Following its significant July 2014 opinion that the attorney–client privilege covers corporate internal investigations led by in-house counsel, the D.C. Circuit has ruled that the in-house lawyer did not subsequently waive that privilege by reviewing the investigation materials prior to his deposition or by placing the investigation results “at issue” in the case. In re Kellogg Brown & Root, Inc., 2015 WL 4727411 (D.C. Cir. Aug. 11, 2015). You may read the decision here.
In a July 2014 opinion that PoP discussed in this post, the D.C. Circuit reversed a district court’s decision that the attorney–client privilege did not cover KBR’s internal investigation into whether the company defrauded the government by inflating invoices to the Department of Defense. The court held that the privilege applies so long as the company’s legal department directed the investigation.
But on Remand …
On remand, KBR presented its in-house counsel as its 30(b)(6) representative on the topic of KBR’s internal investigation. In preparation for the deposition, KBR’s in-house lawyer reviewed the internal-investigation materials, but KBR’s outside counsel asserted privilege objections to the in-house lawyer’s testimony about the investigation.
KBR later filed a summary judgment motion and, in a footnote, stated that KBR routinely conducts internal investigations; discloses adverse findings to the government but never discloses the investigation on privilege grounds; conducted an internal investigation into this particular matter but did not disclose any findings to the government.
The district court held that, under Federal Rule of Evidence 612, KBR waived the attorney–client privilege because the in-house lawyer reviewed internal-investigation documents in preparation for his deposition. And it ruled that KBR waived the privilege by placing the internal investigation “at issue” by referencing the investigation in a MSJ footnote.
The D.C. Circuit quickly reversed both decisions on a writ of mandamus.
No Rule 612 Waiver
FRE 612 provides that an adverse party may review documents that a witness “uses a writing to refresh memory.” The district court applied a “balancing test,” evaluating reasons to pierce the privilege and reasons to uphold the privilege. The D.C. Circuit, however, held the balancing test “inappropriate in the first instance” and that, if identifying documents as privileged automatically “constitutes testimonial reliance,” then the attorney–client privilege “would mean nothing at all.”

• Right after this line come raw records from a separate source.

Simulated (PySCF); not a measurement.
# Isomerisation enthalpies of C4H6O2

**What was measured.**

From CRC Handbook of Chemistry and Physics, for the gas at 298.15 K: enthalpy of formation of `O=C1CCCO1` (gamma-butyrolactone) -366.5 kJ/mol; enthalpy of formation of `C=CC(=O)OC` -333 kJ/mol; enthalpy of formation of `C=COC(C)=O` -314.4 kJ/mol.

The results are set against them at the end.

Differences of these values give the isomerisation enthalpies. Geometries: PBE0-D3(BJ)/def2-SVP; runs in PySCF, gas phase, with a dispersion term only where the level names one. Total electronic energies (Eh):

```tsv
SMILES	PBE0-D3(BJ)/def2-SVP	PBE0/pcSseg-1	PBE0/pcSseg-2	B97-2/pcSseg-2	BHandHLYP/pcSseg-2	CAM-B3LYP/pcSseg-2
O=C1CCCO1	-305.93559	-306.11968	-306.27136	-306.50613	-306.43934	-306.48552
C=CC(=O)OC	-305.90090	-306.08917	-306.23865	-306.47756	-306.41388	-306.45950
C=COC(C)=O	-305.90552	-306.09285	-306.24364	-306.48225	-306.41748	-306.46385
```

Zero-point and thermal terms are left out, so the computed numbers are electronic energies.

The court noted that the district court’s decision essentially permits parties to notice “internal investigations” as a deposition topic and, when the deponent reviews the investigation in preparation, defeat the privilege through a Rule 612 waiver argument. The court rejected the plaintiff’s “absurd position” that KBR should have had someone give the in-house lawyer a “summary” of the internal investigation rather than having him personally review it.
This makes no sense. Such a rule would encourage entities to provide less knowledgeable corporate representatives for deposition, thus defeating the purpose of civil discovery to establish the fullest possible knowledge of the issues and facts before trial.
In short, a party cannot, through a deposition notice, put a privileged internal investigation “at issue” and then use Rule 612 to seek production of the privilege material. As the court stated, “[a]llowing privilege and protection to be so easily defeated would defy reason and experience.”
No “At Issue” Waiver
While KBR’s footnote reference to it not providing investigation findings to the Department of Defense “presented a more difficult question,” the court held that KBR did not actually disclose the investigation findings. And because KBR sought no specific relief by using the internal investigation, it did not put the investigation “at issue” and no waiver occurred.
My thanks to my law partner and excellent appellate lawyer, Scott Smith, for bringing this notable opinion to my attention.